Accenture’s Global Consumer Satisfaction Survey found that 69 percent of customers have voted with their feet in the past year, moving to a new provider for at least one product or service.5
There are four basic reasons why customers choose to vote with their feet, and go looking for another service provider rather than sticking around and trying to work the problem through with us: they don’t know how to complain or have a way to do it; they don’t want to be made wrong; they don’t believe it will matter; and they worry about retaliation.

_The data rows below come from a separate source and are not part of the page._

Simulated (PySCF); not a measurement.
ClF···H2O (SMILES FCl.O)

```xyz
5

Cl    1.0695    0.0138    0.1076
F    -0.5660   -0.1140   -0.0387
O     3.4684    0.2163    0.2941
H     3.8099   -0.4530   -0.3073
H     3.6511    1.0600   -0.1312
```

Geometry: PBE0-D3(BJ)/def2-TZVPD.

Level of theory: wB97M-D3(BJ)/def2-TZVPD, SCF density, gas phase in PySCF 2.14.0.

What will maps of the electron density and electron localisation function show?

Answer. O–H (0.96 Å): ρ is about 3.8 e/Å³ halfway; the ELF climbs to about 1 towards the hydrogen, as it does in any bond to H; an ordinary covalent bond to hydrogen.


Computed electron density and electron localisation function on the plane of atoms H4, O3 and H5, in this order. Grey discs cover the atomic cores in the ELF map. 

A strong, enduring customer service relationship will be founded on clear, open communications, whether the matter at hand is positive or negative. Customers who take the time to bring their problems to us, or offer advice on how we can get better at meeting their needs, are customers who believe we care enough to act on their complaints, not just feel good about their compliments. They’re telling us they still see value in the relationship if, that is, things can get back to a sound and mutually satisfying level. They’re really a golden asset.
Acumen means insight and wisdom. In today’s changing customer world, it is acquired only through continual feedback and current intelligence. The pursuit of feedback serves many purposes. It communicates to employees that the customer is truly important; it telegraphs to the customer that their two-cents-worth really matters; and, for the organization, it keeps the service covenant in balance to maintain a healthy, positively memorable customer experience.
Acumen is a big word with a wide meaning. While the traditional definition is about being smart, it also means shrewdness. Its origin is the Latin word acumere, meaning “to sharpen.” Bestselling author Stephen Covey listed one of his “7 Habits” as “Sharpen the Saw”—his label for continuous learning or, in his words, “the balancing and selfrenewal of your resources.”6 Smart organizations find a myriad of ways to remain smart and shrewd about the ever-changing customer. Growing in a relationship—whether spouse, partner, customer or friend—is vital to growing the benefits of that relationship.
And now, we ride off into the sunset…
The main body of the book is concluding. What follows is an array of resources in a section we call “Flash Drive.” Its intent is to bolster continual learning and renewal.
We hope this has been an insightful (make that an e-sightful!) journey and that the trip has renewed your allegiance to the nobility of service and nurtured your zeal to make customer experiences matter more.
In the face of data overload, cyber-sonic excess, and the grandstanding nature of cynicism, the route to healthy partnerships with customers can seem overwhelming if not impossible. But, we would encourage you to wear your customer challenges like an oyster wears a grain of sand. Be the master choreographer of the customer experience you create. Deliver over-the-top service from your heart, filled with the optimism of a child at the winter holidays as well as the unconditional acceptance of a loved pet. Let it be all about your customer, in word, deed, and symbol.
In this era of the Internet we desperately need partnerships—those neighbor-like relationships that honor service at a caring level. True partners remain loyal through good times and bad, through layoffs and lay-ups, through healthy moments and sickly madness, and through joyful wins and disappointing mistakes. Such relationship commitments start, and continue, with the expression of a partnership orientation: honesty, generosity, curiosity, integrity, balance, and an allegiance to collaboration.
The byproduct of customer partnerships is more than simply loyalty. The deeper consequence is that partnerships foster lives of peace, joy, and contribution. Partnership does not happen solely through good intentions. It starts with the courageous act to invest greater focus and energy on making service a cherished bond, not just an inconsequential business deal. And it starts with a single encounter—your next one.